Ruppelt continued, “The estimate died a
quick death. Some months later it was completely declassified and relegated to
the incinerator.”
One reason for Vandenberg’s skepticism was that another faction within the Air Force had a competing
theory: UFOs weren’t interplanetary at all, but the handiwork of
America’s Cold War nemesis, the Soviet Union. In another top-secret
report dated December 1948, the Air Force suggested a variety of reasons the
Soviets might be behind such a scheme, including photographic reconnaissance,
testing U.S. air defenses, and undermining the U.S. and European ally confidence in
the atom bomb as the ultimate weapon. The Soviets wouldn’t have their own
atom bomb until late August 1949.
Adding to the
mystery: The sighting occurred outside Montgomery, downstate from the Marshall
Space Flight Center in Huntsville where a collection of rocket
scientists—many former Nazis
quietly spirited to the U.S. to help win the Cold War space race—were
working on top-secret rocketry experiments under the guidance of brilliant and
visionary rocket designer Wernher von Braun. Could the sighting have somehow
been related to their experiments?
The
suppression of the “Estimate of the Situation” and the rejection of any
extraterrestrial explanation was the start of “a long period of unfortunate,
amateurish public relations” on the part of the Air Force, astronomer J. Allen Hynek claimed in his 1972 book, The
UFO Experience. Hynek, who had worked at the Smithsonian Astrophysical
Observatory tracking space satellites and later became a professor at
Northwestern University, was the official astronomical consultant to Project Blue Book and the man who developed the
UFO-sighting classification system that originated the phrase “Close Encounters
of Third Kind.”
“The insistence on official
secrecy and frequent ‘classification’ of documents was hardly needed since the
Pentagon had declared that the problem really didn’t exist,” Hynek wrote.

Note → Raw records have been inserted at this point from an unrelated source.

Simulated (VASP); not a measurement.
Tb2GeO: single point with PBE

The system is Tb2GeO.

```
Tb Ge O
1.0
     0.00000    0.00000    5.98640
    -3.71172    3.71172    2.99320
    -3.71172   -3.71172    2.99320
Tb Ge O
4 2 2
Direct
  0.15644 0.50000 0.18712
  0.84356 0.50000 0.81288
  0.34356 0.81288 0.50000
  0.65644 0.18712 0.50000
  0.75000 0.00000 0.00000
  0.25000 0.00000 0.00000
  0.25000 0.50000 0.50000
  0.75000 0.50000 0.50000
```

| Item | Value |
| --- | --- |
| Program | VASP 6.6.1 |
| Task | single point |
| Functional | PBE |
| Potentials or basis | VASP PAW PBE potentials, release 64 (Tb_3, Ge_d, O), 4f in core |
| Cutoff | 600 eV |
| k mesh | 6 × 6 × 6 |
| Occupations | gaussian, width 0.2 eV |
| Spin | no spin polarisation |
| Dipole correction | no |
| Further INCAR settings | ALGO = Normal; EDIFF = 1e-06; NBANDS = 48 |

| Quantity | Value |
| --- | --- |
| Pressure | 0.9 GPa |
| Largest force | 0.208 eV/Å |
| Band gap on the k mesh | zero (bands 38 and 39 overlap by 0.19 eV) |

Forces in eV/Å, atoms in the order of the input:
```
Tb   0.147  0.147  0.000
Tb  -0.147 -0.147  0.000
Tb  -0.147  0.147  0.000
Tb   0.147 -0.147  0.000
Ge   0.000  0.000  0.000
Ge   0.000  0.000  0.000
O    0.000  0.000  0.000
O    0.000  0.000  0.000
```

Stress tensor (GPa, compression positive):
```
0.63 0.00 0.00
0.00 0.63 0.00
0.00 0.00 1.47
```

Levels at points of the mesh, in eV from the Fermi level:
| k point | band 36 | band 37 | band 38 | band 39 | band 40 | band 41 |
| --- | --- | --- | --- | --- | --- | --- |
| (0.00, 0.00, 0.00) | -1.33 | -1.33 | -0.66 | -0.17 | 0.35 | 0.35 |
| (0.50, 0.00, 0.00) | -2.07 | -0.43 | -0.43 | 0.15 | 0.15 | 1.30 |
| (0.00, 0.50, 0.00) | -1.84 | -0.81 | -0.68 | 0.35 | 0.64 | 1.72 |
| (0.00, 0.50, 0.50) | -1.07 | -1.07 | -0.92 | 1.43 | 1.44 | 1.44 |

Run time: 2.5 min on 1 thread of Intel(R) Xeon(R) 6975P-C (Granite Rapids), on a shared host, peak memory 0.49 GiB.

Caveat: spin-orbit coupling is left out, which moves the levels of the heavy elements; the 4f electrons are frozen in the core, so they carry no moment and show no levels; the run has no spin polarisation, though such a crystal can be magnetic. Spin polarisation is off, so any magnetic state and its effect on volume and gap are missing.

Ruppelt maintained that bureaucratic
bungling rather than deliberate deception was the Air Force’s main problem.
“But had the Air Force tried to throw up a screen of confusion, they couldn’t
have done a better job,” he added.
Because of this lack of
transparency, the Chiles-Whitted incident remains one of the most controversial
UFO sightings—and a favorite of conspiracy theorists even now.
So, what did Chiles and Whitted actually
see? Some suggested a weather balloon, others a mirage. Hynek believed it was a
fireball, or very bright meteor, an opinion that eventually became the official
Air Force verdict. As to the lighted windows both pilots claim to have seen,
some experts suggest that might have been a phenomenon called the “airship
effect,” where observers who see a group of unrelated lights in the sky are
fooled into thinking they’re part of the same object.
But Chiles and Whitted stuck to their
story. James E. McDonald, a University of Arizona physicist and UFO expert,
said he interviewed them in 1968, some 20 years after the event. The two were
now jet pilots for Eastern Air Lines, and they continued to believe that what
they had seen was some sort of airborne vehicle, McDonald reported.
What’s more, Whitted added a new and
puzzling detail to the story. Although reports at the time said the object had
disappeared into the clouds or simply out of their view, he supposedly told
McDonald that wasn’t what really happened. Instead, the object had vanished
instantaneously, right before their eyes.
No wonder the Chiles-Whitted case continues to baffle and intrigue, even 70 years later.